Deloitte Access Economics was engaged by the Treasury to estimate the economic costs of sexual harassment in the workplace, to inform the Australian Human Rights Commission’s National inquiry into sexual harassment in Australian workplaces.
The Australian Human Rights Commission undertook a national inquiry into sexual harassment in Australian workplaces and released its report Respect@Work in March 2020. The report covers a wide range of topics providing understanding of the nature of such harassment, legislation, prevention, responses and advocacy.
Deloitte Access Economics’ analysis, which we completed for Treasury in 2019, forms an appendix to the Respect@Work report. We used a bottom-up approach, first establishing the number of people who have been sexually harassed in the workplace, by the severity of that harassment (graded as 1 – least impact - to 4 – most impact). We used data from the AHRC’s national survey in 2018 to estimate costs in 2018 and also costs that extended into 2019.

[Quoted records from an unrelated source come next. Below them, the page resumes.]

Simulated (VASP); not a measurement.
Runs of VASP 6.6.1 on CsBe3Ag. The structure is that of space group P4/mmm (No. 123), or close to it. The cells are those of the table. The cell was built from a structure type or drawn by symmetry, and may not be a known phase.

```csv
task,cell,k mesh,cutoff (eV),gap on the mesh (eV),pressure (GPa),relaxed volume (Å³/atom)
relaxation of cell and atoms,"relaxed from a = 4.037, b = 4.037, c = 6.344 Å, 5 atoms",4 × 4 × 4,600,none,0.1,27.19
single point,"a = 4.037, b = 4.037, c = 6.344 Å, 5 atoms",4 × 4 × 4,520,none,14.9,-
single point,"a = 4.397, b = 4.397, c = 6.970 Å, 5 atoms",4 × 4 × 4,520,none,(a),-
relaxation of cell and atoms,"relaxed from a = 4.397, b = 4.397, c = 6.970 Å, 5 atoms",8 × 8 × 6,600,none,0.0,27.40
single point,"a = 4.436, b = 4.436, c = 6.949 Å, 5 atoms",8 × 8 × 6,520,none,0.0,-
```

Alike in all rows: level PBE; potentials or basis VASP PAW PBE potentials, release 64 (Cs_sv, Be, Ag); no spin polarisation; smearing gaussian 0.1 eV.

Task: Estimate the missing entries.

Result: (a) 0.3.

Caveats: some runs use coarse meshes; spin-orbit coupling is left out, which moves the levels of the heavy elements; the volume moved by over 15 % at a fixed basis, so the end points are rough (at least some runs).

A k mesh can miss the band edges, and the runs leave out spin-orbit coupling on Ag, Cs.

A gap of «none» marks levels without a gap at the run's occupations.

Costs included short term absence from work, reduced productivity while at work, increased staff turnover, and the opportunity cost of manager time responding to complaints. We also modelled health and justice system impacts, the impacts of reduced taxation revenue, and the lost wellbeing for victims, measured using disability adjusted life years (DALYs) and converted to dollars using the value of a statistical life year.
In 2018, workplace sexual harassment cost $2.6 billion in lost productivity and $0.9 billion in other financial costs. Each case of harassment represents around 4 working days of lost output. Employers bore 70% of the financial costs, government 23% and individuals 7%. Lost wellbeing for victims was and additional $250m, or nearly $5000 per victim on average. The methodology for the report is a global first, as the cost of workplace sexual harassment has not previously been estimated anywhere in the world.